Treasury Yields Snapshot: June 18, 2026
On June 18, 2026 the 10-year Treasury yield closed at 4.46% and the 2-year finished at 4.19%.
The 10-year Treasury yield closed at 4.46% on June 18, 2026, while the 2-year note finished at 4.19%. These yields reflect current pricing in the U.S. government debt market for those maturities.
Market participants continue to monitor the shape of the yield curve and expectations for the Federal Reserve’s policy path. Historical series track daily Treasury yields alongside the Federal Funds Rate back to 2007, and a longer record traces the 10-year yield to 1965 for broader context.
The widely watched 10-year minus 2-year spread has been a focus because it has been negative ahead of past recessions. That spread was continuously negative from July 5, 2022, to August 26, 2024, with the last recorded negative reading on September 5, 2024. Measured from the first date the spread turned negative, the average lead time to a recession is about 48 weeks. Using the last positive spread date before a recession, the average lead time is about 18.5 weeks.
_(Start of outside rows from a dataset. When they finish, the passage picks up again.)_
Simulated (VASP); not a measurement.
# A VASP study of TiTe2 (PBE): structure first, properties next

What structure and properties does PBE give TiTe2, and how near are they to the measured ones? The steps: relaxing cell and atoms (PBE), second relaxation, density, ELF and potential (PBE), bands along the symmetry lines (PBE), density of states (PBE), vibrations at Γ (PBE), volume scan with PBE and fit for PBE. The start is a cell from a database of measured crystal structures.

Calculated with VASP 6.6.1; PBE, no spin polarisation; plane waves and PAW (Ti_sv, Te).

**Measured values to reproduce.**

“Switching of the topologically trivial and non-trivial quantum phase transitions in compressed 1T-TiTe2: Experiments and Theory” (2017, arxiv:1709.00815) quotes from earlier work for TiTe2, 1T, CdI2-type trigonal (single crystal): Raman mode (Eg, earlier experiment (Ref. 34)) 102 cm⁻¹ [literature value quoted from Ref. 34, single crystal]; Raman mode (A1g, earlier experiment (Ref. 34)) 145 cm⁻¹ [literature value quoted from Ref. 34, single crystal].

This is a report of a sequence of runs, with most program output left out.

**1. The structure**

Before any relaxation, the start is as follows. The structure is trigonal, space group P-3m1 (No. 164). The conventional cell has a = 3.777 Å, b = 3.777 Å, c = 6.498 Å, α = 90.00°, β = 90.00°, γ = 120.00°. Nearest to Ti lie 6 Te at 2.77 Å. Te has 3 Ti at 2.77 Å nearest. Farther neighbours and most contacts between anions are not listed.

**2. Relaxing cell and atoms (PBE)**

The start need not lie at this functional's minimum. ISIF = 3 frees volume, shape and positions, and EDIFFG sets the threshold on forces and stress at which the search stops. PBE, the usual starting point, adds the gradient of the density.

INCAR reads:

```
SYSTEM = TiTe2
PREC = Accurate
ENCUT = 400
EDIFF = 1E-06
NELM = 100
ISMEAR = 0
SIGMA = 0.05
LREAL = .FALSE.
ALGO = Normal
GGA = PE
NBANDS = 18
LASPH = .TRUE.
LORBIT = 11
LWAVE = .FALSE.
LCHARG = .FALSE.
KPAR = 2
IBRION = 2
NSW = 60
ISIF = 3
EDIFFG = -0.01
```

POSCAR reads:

A shorter-term comparison, the 10-year minus 3-month spread, was negative from October 25, 2022, to December 12, 2024. Since February 26, 2025, that measure has fluctuated between positive and negative. Lead times for the 10-year/3-month spread after it turns negative have ranged from roughly 34 to 69 weeks. From the first negative date the average lead to recession is about 48 weeks; using the last positive reading after a negative period yields an average of about 13 weeks.
Mortgage rates have tracked broader rate movements. The Federal Reserve began cutting its policy rate in September 2024. Mortgage rates have declined more recently, with the latest Freddie Mac survey showing the 30-year fixed-rate mortgage at 6.47%.
Investors use Treasury-focused exchange-traded funds to gain exposure across maturities, including funds that cover 0-3 month bills, intermediate-term and long-term Treasuries. Traders and portfolio managers continue to watch daily yield changes, curve spreads and Fed policy expectations as they reassess positions across the fixed-income market.